An alternative introduction to rspamd configuration: Modules (2/4)

Updated August, 24th, 2018

We already learned that the choice of modules basically determines which tests rspamd executes in analyzing a message. But what are the modules we can choose from? The official documentation has an alphabetical list but let’s instead approach them differently here. If we group them by functionality we can identify the following categories:

  1. Modules acting on the sender or recipient domain/IP
  2. Modules verifying message signatures (against DNS records; they can also add signatures)
  3. Modules comparing message contents (or parts of the contents) against (DNS) blacklists
  4. Modules analyzing messages without DNS interaction
  5. Modules pushing metadata such as sender domains and scores to external databases
  6. Modules that implement actions instead of tests, and
  7. Other modules

I’ll walk over each of these categories now, listing the modules we associate with them. For each module I give a brief description and also indicate if it is built-in (linked into the rspamd binary) or an external Lua module, whether it is enabled in the default configuration and whether it requires additional configuration in order to do any good and finally whether it requires Redis.

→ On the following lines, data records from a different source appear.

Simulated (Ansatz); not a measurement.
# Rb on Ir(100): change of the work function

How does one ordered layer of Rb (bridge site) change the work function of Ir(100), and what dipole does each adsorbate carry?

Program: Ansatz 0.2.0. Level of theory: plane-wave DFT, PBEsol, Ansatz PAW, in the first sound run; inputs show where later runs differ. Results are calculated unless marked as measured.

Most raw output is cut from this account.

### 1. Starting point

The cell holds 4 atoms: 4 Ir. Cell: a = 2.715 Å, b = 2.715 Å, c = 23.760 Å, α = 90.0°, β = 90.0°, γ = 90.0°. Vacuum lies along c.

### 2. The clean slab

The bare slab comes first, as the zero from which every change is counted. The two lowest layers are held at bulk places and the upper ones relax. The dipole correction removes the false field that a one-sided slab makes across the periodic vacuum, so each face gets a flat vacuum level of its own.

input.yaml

Redis is a key-value store that stores and associates keys with values (a giant array or hash table, you could say). Because it’s specialized at this and its store is kept in memory, it’s so fast external applications use it as a simple database or a message broker. It’s also trivial to setup. Many rspamd modules require Redis for temporary and permanent storage.

Last not least I’ll also try to give some personal comments on module selection.

Modules acting on sender or recipient domain/IP

This category consists of the following modules:

Name Description Built-in? Enabled by default? Requires Redis?
asn Looks up Autonomous System Number (ASN), country code and subnets of sender IP address, allowing for ASN/geographic discrimination No Yes No
ip_score Tracks the number of messages received from a given IP, subnet, ASN or country No Yes Yes
mx_check Checks if the sender domain in the message envelope has at least one connectable MX No No Yes
ratelimit Implements a Leaky bucket algorithm to rate-limit messages from certain senders/recipients No Requires config Yes
rbl Checks a message’s sender IP address against Realtime Blackhole Lists (RBLs), reverse DNS names, “Received:” addresses and HELO/EHLO parameters No Yes No
spf Checks the proclaimed sender domain’s Sender Policy Framework (SPF) policy Yes Yes No

In this category you will want to keep the major two modules enabled, rbl and spf. I know blacklisting is controversial to some, I personally don’t think you can do without (Note that some blacklists have usage restrictions). And SPF might have its shortcomings, but there’s no reason not to use it.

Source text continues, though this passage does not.